By teaching, I learn how to teach. It is fantastic that there exist the possibility for me to know much better what it means to teach, precisely because I am teaching. In eating, I learn how to eat and what to eat. In teaching, I learn, first of all, how to teach, but secondly, I learn much better what I am teaching. Why? Because of course we can only teach what we know.

Can you realize the contradiction of someone teaching something that he or she does not know? It is impossible; never the less, we have many examples of this.

At the moment, I am teaching something I already know. When I teach what I know, to students, who supposedly do not know, I am also teaching to the curiosity of the students. Their curiosity teaches me. It teaches me to re-know what I already knew.

Is it clear? It is not a mechanical process. It is a dialectical process.

To Become Wet with the Waters: Knowing and Memorizing
In order for us to understand this process, we must enter into the dynamism of language. The words need to become wet with the waters [of meaning]. The teacher grows by teaching the object to be grasped by the students. If the students don't grasp the object with their bare hands, the students only memorize the description, but they don't know the object.

Knowing is not a question of memorization. It is a question of acquiring the object. [Sometimes], we try to memorize first, in order to know secondly. This is the way some students do for tests. I will memorize it today, and tomorrow maybe I can write about it. Next week I will know nothing.

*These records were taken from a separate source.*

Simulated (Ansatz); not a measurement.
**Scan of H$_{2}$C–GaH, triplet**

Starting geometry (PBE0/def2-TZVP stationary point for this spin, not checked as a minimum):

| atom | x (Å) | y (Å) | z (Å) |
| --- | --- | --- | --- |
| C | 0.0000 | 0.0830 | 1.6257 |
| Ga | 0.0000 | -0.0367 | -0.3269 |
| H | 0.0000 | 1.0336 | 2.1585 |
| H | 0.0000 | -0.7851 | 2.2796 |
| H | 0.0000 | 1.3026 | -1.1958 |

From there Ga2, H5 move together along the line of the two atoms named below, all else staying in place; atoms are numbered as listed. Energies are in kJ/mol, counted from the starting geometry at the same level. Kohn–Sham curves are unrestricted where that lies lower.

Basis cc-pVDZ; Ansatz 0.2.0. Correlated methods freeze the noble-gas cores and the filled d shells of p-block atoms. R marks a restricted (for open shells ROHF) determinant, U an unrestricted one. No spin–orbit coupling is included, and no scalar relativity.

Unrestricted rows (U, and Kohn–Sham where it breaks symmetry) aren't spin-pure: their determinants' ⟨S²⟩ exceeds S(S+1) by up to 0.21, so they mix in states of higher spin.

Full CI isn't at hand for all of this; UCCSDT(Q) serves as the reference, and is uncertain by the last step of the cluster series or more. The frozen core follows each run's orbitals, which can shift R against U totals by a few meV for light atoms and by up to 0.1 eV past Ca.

Knowing is something different. It is kind of an adventure. Knowing is a reinvention of the object being known. It is a re-creation. It is a mutual process of teaching and learning. The more the teacher refuses to learn with the students, the less the teacher teaches.

The Passion of Teaching
Another dimension of this process is something, which I will call the passion, without which I cannot teach. How can a [progressive} teacher ever become a bureaucrat? And when I say bureaucrat, I am not making reference to a [school] administrator. No, [that type of bureaucracy] is important, Schools cannot be without bureaucracy, [schools need an administration]. When I said bureaucratic [in this context], I am talking about a teacher's mind becoming bureaucratized. These are people who do exactly what they were told [to do]. People who follow exactly [the bureaucratic orders of others], even though maybe could die by doing that. He or she does it because they were told to do so.

No Fried Eggs at 3 O'clock in the Afternoon: An Example of Bureaucratization of the Mind
I will tell you a very interesting example of the bureaucratization of mind. Years ago I was in Los Angeles in the airport, as I was preparing to leave for New York. It was 3 o'clock in the afternoon, and I went to the restaurant and ordered fried eggs, orange juice, English muffin, and a coffee.

"I am sorry, but it is not time for breakfast," the young woman very politely said to me.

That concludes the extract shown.